Gov. Ralph Northam (D) already moved to temporarily ban weapons from the Capitol grounds in advance of the rally. Earlier this week, he said that authorities had received credible intelligence — some gathered, via dark Web channels used by white nationalists outside Virginia, about groups with "malicious plans” that could include storming the Capitol or weaponizing drones.
Further fueling concerns, the Federal Bureau of Investigation on Thursday arrested three alleged members of a white supremacist group on gun charges, in part out of concern over the potential violence at the planned rally in Richmond.
Monday’s rally is being organized by the Virginia Citizens Defense League, one of several grass-roots groups that travel to Virginia’s state capitol every year for citizen lobbying day, which is scheduled for Monday. This year, however, the group is expecting a larger crowd because the Democratic takeover of state legislature has given new momentum to several gun control measures, including requiring background checks on all firearms purchases and limiting handgun purchases to one a month.
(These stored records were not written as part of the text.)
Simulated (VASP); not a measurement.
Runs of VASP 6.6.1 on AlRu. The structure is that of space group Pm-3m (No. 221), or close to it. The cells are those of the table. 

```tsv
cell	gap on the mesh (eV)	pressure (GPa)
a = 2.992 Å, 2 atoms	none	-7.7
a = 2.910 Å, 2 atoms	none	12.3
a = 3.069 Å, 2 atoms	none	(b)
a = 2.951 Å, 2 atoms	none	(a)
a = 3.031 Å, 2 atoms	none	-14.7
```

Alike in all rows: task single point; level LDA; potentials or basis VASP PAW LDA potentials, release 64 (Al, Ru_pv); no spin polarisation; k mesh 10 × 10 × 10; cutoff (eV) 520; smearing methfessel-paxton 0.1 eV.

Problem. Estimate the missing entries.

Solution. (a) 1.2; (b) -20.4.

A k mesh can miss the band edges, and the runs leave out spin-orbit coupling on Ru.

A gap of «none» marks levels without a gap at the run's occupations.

State officials want to avoid a repeat of the violence that broke out in Charlottesville in 2017 during a Unite the Right, rally that centered on opposition to the removal of a Confederate statue in the town. One person was killed when James A. Fields Jr., an avowed neo-Nazi, rammed his car into a crowd of counterprotesters. Fields was convicted of murder.
The FAA will sometimes impose temporary flight restrictions during special events or during hazardous situations such as wildfires or hurricanes. Those who ignore the FAA’s restrictions can have their drones confiscated, may be detained for questioning by law enforcement and could face steep fines.